Senate Majority Leader Charles Schumer sent the chief judge of the Northern District of Texas a letter Thursday asking that he “reform the method of assigning cases” to judges to put an end to forum shopping by litigants.
Sen. Schumer, in the two-page letter sent April 27 to Chief Judge David Godbey, said that “litigants have taken advantage” of current Northern District procedures that automatically assign cases to judges who sit in those geographic divisions, including divisions that have only one or two federal judges, in order to “hand-pick individual district judges seen as particularly sympathetic to their claims.”
“The State of Texas is the most egregious example,” Sen. Schumer said. “It has sued the Biden Administration at least 29 times in Texas federal district courts, but it has not filed even one of those cases in Austin, where the Texas Attorney General’s Office is located. Instead, Texas has always sued in divisions where case-assignment procedures ensure that a particular preferred judge or one of a handful of preferred judges will hear the case.”
Sen. Schumer points out that Texas Attorney General Ken Paxton has sued the Biden Administration seven times in the Amarillo Division of the Northern District where U.S. District Judge Matthew Kacsmaryk is the only federal judge. As a result, any cases filed in the Amarillo Division are automatically assigned to Judge Kacsmaryk.
The most recent example is the Alliance Defending Freedom, a conservative legal organization, sued the U.S. Food and Drug Administration challenging the agency’s approval of the abortion-related drug mifepristone, which the FDA approved more than two decades ago.
Judge Kacsmaryk, who was a lawyer for a conservative religious legal organization before being nominated by President Donald Trump to the federal bench, ruled earlier this month that the FDA did not adequately review mifepristone’s safety.
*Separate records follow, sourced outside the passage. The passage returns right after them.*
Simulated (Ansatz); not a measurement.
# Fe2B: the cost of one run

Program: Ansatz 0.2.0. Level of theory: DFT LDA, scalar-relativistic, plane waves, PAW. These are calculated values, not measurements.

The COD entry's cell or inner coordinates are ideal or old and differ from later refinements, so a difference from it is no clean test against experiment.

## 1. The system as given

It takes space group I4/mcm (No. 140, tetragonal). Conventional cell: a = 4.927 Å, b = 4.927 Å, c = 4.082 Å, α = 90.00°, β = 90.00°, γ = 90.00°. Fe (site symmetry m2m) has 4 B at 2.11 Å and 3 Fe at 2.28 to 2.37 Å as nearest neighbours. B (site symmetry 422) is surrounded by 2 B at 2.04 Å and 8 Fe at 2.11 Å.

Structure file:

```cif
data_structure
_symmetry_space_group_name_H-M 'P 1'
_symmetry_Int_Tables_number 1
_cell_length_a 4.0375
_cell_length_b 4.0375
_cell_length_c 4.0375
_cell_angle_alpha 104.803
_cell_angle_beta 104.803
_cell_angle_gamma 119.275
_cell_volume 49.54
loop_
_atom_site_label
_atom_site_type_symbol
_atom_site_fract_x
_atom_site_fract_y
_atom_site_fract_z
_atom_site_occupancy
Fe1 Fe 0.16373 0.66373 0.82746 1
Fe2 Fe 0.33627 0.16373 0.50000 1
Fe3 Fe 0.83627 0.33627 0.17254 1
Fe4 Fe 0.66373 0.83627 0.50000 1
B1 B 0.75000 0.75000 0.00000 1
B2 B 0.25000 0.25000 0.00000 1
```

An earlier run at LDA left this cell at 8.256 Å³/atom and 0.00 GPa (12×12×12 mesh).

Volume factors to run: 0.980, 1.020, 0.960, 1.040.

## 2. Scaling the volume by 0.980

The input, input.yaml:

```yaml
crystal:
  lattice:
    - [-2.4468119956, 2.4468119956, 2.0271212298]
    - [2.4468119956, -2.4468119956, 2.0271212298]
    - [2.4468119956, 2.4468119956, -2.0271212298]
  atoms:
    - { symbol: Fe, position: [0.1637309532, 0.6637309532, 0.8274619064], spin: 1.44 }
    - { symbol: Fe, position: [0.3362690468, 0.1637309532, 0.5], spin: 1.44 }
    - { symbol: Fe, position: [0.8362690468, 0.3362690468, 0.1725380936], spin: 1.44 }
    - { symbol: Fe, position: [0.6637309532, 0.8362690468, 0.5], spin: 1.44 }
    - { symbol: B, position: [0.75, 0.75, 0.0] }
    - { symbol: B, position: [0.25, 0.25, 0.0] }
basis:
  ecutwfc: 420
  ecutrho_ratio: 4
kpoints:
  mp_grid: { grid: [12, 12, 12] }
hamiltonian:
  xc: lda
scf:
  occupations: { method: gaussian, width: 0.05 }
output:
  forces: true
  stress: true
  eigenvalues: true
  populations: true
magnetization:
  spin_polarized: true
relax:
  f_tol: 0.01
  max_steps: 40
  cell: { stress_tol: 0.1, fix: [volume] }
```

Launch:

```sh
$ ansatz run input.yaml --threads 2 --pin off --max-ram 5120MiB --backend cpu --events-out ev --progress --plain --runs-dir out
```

“Nothing requires the Northern District to let plaintiffs pick their judges like this,” Sen. Schumer wrote to Chief Judge Godbey. “The purpose of the split [of the district into divisions] is to reduce travel time for jurors, criminal defendants and other local litigants by allowing cases to be tried locally.”
Sen. Schumer noted that the Western District of Texas last year changed its case assignment procedures for Waco to prevent plaintiff’s lawyers in patent infringement cases from judge shopping.
“The Northern District could and should adopt a similar rule for all civil cases,” he wrote.
Sen. Schumer said Congress will take up the issue if the Northern District does not address it.